Mary
Anning (21 May 1799 – 9 March 1847) was a British fossil collector, dealer, and
palaeontologist who became known around the world for important finds she made
in the Jurassic marine fossil beds at Lyme Regis in Dorset, a county in
Southwest England on the coast of the English Channel, where she lived.[2] Her
work contributed to fundamental changes that occurred during her lifetime in
scientific thinking about prehistoric life and the history of the Earth.
Mary
Anning searched for fossils in the area's Blue Lias cliffs, particularly during
the winter months when landslides exposed new fossils that had to be collected
quickly before they were lost to the sea. It was dangerous work, and she nearly
lost her life in 1833 during a landslide that killed her dog, Tray. Her
discoveries included the first ichthyosaur skeleton correctly identified, which
she and her brother Joseph found when she was just twelve years old; the first
two plesiosaur skeletons found; the first pterosaur skeleton located outside
Germany; and important fish fossils. Her observations played a key role in the
discovery that coprolites, known as bezoar stones at the time, were fossilised
faeces. She also discovered that belemnite fossils contained fossilised ink
sacs like those of modern cephalopods. When geologist Henry De la Beche painted
Duria Antiquior, the first widely circulated pictorial representation of a
scene from prehistoric life derived from fossil reconstructions, he based it
largely on fossils Anning had found, and sold prints of it for her benefit.
Due to
Anning's gender and social class, she was prevented from fully participating in
the scientific community of 19th-century Britain, dominated as it was by
wealthy Anglican gentlemen. She struggled financially for much of her life. Her
family was poor, and as religious dissenters, were subject to legal
discrimination. Her father, a cabinetmaker, died when she was eleven.
She
became well known in geological circles in Britain, Europe, and America, and
was consulted on issues of anatomy as well as about collecting fossils.
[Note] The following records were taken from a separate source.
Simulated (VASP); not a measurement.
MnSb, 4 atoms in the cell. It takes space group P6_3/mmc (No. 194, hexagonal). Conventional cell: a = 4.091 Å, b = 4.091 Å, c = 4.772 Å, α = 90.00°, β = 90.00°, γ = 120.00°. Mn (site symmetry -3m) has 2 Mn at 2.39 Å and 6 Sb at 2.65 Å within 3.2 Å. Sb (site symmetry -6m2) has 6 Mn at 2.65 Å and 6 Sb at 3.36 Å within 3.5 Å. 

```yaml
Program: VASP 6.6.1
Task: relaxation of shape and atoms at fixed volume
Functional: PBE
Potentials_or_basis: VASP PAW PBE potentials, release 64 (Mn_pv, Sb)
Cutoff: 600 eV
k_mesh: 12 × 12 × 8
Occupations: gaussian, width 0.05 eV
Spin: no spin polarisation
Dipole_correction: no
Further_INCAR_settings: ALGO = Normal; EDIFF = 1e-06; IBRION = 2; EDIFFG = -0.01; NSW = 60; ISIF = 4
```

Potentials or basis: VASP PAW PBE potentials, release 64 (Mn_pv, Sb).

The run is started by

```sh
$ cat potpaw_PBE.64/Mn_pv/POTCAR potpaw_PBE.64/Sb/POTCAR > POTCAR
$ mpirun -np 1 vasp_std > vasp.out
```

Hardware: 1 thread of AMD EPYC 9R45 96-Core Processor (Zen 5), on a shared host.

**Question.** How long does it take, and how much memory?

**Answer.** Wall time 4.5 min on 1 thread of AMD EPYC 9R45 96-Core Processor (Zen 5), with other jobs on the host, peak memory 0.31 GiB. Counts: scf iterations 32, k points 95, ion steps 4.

Nonetheless, as a woman, she was not eligible to join the Geological Society of
London and she did not always receive full credit for her scientific
contributions. Indeed, she wrote in a letter: "The world has used me so
unkindly, I fear it has made me suspicious of everyone."[3] The only
scientific writing of hers published in her lifetime appeared in the Magazine
of Natural History in 1839, an extract from a letter that Anning had written to
the magazine's editor questioning one of its claims.